Maritime dimension of the common security and defence policy

2012/2318(INI)

The Committee on Foreign Affairs adopted an own-initiative report by Ana GOMES (S&D, PT) on the maritime dimension of the Common Security and Defence Policy.

EU Member States comprise a coastline of over 90 000 kilometres in length bordering two oceans and four seas, in addition to overseas territories and national security installations throughout other oceans. Members strongly believe that the EU has a vital interest in a secure, open and clean maritime environment that allows the free passage of commerce and people and the peaceful, legal, fair and sustainable use of the oceans’ riches. The security of European citizens and the promotion of the principles of Article 21 TFEU are an EU and Member State responsibility. The EU institutional framework, both civilian and military, should, therefore, be further developed in order to provide for the objectives, means and capabilities necessary to meet that responsibility.

Towards a European Maritime Security Strategy: Members consider that a European Maritime Security Strategy is needed to ensure an integrated and comprehensive approach, focusing specifically on the threats, risks, challenges and opportunities present at sea. Such a strategy should:

  • develop synergies and joint responses mobilising all relevant institutions and actors, both civilian and military;
  • identify all potential threats, from conventional security threats to those posed by natural disasters and climate change, from threats affecting the protection of vital marine resources to the security of maritime infrastructure and trade flows;
  • identify the specific means and capabilities needed to address all challenges, including intelligence, surveillance and patrolling, search and rescue, sealift, evacuation of EU and other nationals from crisis zones, enforcing embargoes, and assistance to any CSDP-led missions and operations.
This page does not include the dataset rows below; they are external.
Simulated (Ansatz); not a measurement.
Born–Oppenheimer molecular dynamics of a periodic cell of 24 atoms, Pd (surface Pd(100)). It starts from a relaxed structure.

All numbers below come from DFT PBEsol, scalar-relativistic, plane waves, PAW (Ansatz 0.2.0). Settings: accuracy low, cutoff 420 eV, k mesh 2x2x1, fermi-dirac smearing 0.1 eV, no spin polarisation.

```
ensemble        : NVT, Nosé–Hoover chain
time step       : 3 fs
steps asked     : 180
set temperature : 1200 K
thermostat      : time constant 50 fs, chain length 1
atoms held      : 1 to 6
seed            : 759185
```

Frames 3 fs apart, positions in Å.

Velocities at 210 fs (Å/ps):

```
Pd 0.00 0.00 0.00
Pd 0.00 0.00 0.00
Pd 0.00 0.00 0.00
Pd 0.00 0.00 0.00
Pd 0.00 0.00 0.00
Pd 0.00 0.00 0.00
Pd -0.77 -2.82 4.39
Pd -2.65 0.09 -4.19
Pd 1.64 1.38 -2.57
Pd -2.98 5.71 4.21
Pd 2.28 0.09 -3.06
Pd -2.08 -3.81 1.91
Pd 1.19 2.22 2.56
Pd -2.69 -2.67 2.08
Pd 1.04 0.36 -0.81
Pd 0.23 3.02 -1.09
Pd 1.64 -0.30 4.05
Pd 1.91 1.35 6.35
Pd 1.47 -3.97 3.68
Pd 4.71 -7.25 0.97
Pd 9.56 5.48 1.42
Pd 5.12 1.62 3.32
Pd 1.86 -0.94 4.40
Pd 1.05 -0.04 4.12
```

The report invites the High Representative, the Commission and the Council to elaborate an EMSS centred on articulation and coordination among all European actors and Member States relevant to maritime security. Members take the view that the EMSS’s level of ambition, means and capabilities should be anchored in the ESS and the Integrated Maritime Policy (IMP) and should be framed by the need to act as a global security provider, thereby ensuring free maritime flows and access on the high seas worldwide.

They call on Member States to closely assist and actively engage with the EEAS and the Commission in elaborating the new EMSS, with the aim of making efficient use of all their varied assets, as well as bearing in mind the identification and creation of new capabilities through pooling and sharing.

Potential risks: legal and illegal activities at sea have been growing in number and complexity as a result of this multiplication of actors present at sea making it increasingly difficult to distinguish legal activities from illegal ones. The report notes that the EU is facing conventional threats to its security, in particular since the emergence of new maritime powers has rendered more likely potential interstate rivalries over the ownership of maritime areas. In addition, emerging countries have developed their maritime capabilities (navies, submarines) and, at the same time, tend to call international maritime law principles into question.

Members recall that several factors such as poverty, lack of development, low levels of state control and law enforcement and the vulnerability of routes facilitate the proliferation of different types of threats to maritime security.

Those threats can derive both from the behaviours of states interested in disturbing international maritime flows and from the illegal activities of non-state actors, such as transnational crime (e.g. arms or drugs trafficking), international terrorism or piracy, that exploit the weaknesses of a fragmented local, regional and global maritime governance system.

This puts pressure on the EU to invest in a holistic approach in order to address the complexity of transnational challenges, which no Member State can meet alone.

Critical maritime zones: as a global actor, the EU must consider security challenges and possible autonomous responses, especially with regard to the nearby Mediterranean Sea, the Horn of Africa and West Atlantic areas, but also the Pacific, via East and West, and from the Arctic to the Antarctic. The report makes a number of recommendations for each of these critical maritime zones.

The EU’s strategy for the Horn of Africa (where three ongoing CSDP missions in the region (EUNAVFOR Atalanta, EU Training Mission in Somalia and EUCAP Nestor) should be used as a model for a comprehensive approach involving EU’s political, diplomatic, social, and economic tools.

This comprehensive approach must be at the core of the EMSS and should involve coordination among different EU initiatives, agencies and instruments, with a view to addressing the root causes of instability and helping to solve conflict.

In conclusion, Members invite the forthcoming Defence European Council in December 2013 to adopt an EU Maritime Security Strategy that includes the views of the European Parliament as expressed in this report.